US Perspective—17.11.09
18/11/2009
Courtesy of www.thejacobsen.com
Last week’s market continued to show strength, particularly in the upper-end steer and heifer selections. The week-to-date Jacobsen Price Index until Thursday was $54.45, up $1.83 over last week. Thursday’s index ended at $55.63.
The USDA export sales report for the week ending November 5 once again has combined cattle hide and wet blue (672,500) exceeding slaughter (629,000). The surge was driven by wet blue with sales of 326,000—more than double previous norms this year. Shipments on the other hand were behind kills with combined numbers of 544,000.
Slaughter, sales, and shipments on a year-to-date basis through Week 45, are 28.36 million, 27.6 million, and 28.36 million, respectively. Kills and shipments are virtually identical while sales are behind by 760,000. The trend over the past 13 weeks has changed however. During this period, slaughter is 8.29 million; combined blue and hide sales, 6.81 million; and shipments, 7.34 million.

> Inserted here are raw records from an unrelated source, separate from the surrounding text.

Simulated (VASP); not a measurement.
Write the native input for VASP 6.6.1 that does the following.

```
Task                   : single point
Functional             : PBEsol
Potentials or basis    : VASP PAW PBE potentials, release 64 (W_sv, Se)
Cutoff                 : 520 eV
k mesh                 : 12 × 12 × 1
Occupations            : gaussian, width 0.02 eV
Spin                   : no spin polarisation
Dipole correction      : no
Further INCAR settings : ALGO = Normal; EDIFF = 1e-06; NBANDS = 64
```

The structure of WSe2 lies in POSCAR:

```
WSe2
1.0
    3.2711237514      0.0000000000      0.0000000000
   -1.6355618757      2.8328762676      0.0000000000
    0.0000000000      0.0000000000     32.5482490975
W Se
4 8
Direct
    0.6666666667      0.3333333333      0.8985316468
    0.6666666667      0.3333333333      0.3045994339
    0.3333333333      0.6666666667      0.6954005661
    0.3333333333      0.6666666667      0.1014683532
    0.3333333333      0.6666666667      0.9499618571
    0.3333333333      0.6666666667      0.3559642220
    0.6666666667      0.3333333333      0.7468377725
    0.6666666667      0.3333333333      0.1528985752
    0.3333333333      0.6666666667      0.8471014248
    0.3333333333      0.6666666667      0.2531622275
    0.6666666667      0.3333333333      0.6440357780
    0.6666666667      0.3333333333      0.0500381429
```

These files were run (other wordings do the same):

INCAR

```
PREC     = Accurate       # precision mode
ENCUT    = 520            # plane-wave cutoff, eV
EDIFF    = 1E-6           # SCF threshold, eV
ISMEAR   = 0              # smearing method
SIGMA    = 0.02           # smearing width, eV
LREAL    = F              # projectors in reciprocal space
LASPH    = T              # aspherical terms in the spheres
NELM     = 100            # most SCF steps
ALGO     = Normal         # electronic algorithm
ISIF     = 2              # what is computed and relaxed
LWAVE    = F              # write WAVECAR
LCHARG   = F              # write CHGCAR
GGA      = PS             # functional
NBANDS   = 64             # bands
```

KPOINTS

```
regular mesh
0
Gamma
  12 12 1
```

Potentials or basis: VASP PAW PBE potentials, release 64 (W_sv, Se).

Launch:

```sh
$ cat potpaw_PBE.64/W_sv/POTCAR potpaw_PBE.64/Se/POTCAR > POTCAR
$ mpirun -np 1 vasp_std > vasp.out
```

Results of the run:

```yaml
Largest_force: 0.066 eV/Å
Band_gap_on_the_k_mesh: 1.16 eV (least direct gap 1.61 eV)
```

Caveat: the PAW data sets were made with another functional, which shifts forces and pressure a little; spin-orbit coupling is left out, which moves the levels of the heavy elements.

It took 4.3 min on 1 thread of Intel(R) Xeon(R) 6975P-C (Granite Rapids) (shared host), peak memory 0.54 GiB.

Looking a little more closely at these statistics, slaughter sales and shipments over the past three months change significantly from the yearly trends. On a yearly basis, export sales are 2.68% under slaughter, or 16,888 pieces per week, while for the past three months sales are 18.8% behind slaughter, or 113,840 pieces per week. Shipments are also lagging yearly trends, falling behind shipments by 11.45% or 73,070 pieces per week.
Keeping in mind domestic consumption estimated at 35,000 weekly, the yearly number would indicate that both year-to-date sales and shipments exceed supply. However, during the past 13 weeks the opposite is true with both sales and shipments trailing supply replenishment.
Usually by the middle of the week there is some kind of consensus of the hide market among traders and buyers—even if it’s agreement to disagree. There didn’t appear to be any last week, with people of different opinions ranging from “slightly bearish” to “strongly bullish”. Could this be a sign that the hide market is forming a new trading range?
Need for a settled trading range
Whether you are buyer or seller, the market settling into a trading range would be beneficial, creating stability and predictability. Granted, buyers would like to buy cheaper and sellers want more money, but sharp increases or decreases in prices are less healthy for the industry. Several traders noted last week that they were keeping their positions in fear that even if they sell for good prices too far off and the market falls, the orders will not be good. And on the other side, some buyers are still looking for the cheap hides they bought when the market was down. The rules of engagement in the hide business changed this past year because of the precipitous drop and ascension in hide prices, leaving both sides trying to figure out how to protect their interests.
When the market settles into trading ranges that are closer to historic levels, the industry becomes less speculative. More traditional rules of supply and demand establish prices and set values. At the same time, tanners do not try to play catch up with leather prices, can count on shipments to be delivered and are not tempted to cancel orders. Sellers conversely do not have to explain why they are shipping $45 hides in a $60 market, and can rely on tanners taking orders. This perhaps is why quite a few people in the industry are voicing concern that they hope the market stabilises soon.